Friday 18 October, 2019

BOJ intervenes in FX market as opposition alleges currency shortage

The Bank of Jamaica (BOJ) has again intervened in the foreign exchange market with an offer of US$30 million, less than a day after the Opposition Shadow Minister for Finance, Mark Golding, called for the central bank to do so.

Golding’s call on Wednesday was against the background of what he said was "an acute shortage of supply, with major businesses in the real sector being unable to source foreign currency from authorised dealers for the past two weeks.”

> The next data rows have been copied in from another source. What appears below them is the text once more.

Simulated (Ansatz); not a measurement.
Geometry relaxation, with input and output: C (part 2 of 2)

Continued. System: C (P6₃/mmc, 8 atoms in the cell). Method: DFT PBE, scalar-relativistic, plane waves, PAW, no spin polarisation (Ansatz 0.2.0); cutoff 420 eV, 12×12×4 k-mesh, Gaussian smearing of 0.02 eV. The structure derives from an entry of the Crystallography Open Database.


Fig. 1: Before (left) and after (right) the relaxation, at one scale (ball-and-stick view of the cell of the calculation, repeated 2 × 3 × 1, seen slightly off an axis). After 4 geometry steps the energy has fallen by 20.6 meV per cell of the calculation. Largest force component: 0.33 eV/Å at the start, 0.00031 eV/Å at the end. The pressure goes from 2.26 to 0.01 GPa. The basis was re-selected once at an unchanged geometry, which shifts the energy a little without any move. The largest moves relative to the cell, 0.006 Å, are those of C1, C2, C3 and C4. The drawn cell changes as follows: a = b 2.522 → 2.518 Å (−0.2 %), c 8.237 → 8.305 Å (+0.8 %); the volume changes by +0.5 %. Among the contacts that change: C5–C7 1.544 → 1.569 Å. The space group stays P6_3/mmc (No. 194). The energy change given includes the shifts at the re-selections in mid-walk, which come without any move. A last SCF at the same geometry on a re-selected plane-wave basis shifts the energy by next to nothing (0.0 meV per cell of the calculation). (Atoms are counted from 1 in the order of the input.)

Golding also noted that the value of the Jamaican dollar had slipped to $135.48 to US$1.00 as at the close of business on Wednesday, a depreciation in value of over three per cent in the first ten days of July.

“At times like these the Bank of Jamaica must not delay intervening to restore calm to the foreign exchange market. The current arrangements governing the market also need to be reformed, so that the needs of the real sector are not subordinated to the interests of the financial sector,” said Golding.

Opposition spokesman on finance Mark Golding

In a statement Thursday morning, the BOJ said the US$30 million will be sold to authorised dealers and large cambios by means of its Foreign Exchange Intervention and Trading Tool (B-FXITT).

BOJ said this intervention is intended to address temporary demand and supply imbalances in the market.

Golding had said the BOJ’s intervention was necessary to calm fears over recent volatility in the market, as well as claims of a shortage of foreign exchange.

According to the shadow minister, the frequent volatility in the market over the past year is undermining business confidence and damaging Jamaica’s economic performance and prospects.

“This is evidenced by the fall in the Business Confidence Index reported this week, which cites fluctuations in the foreign exchange rate as a key determinant of the fall in business confidence,” said Golding.

He noted that a majority of firms have indicated that this volatility is undermining their ability to make long-term plans and that firms willing to invest in new plants and equipment have also declined.

“The government needs to respond now to this situation, which it has allowed to continue for too long, and avoid it leading to further damage to confidence, growth and the overall economy,” Golding said.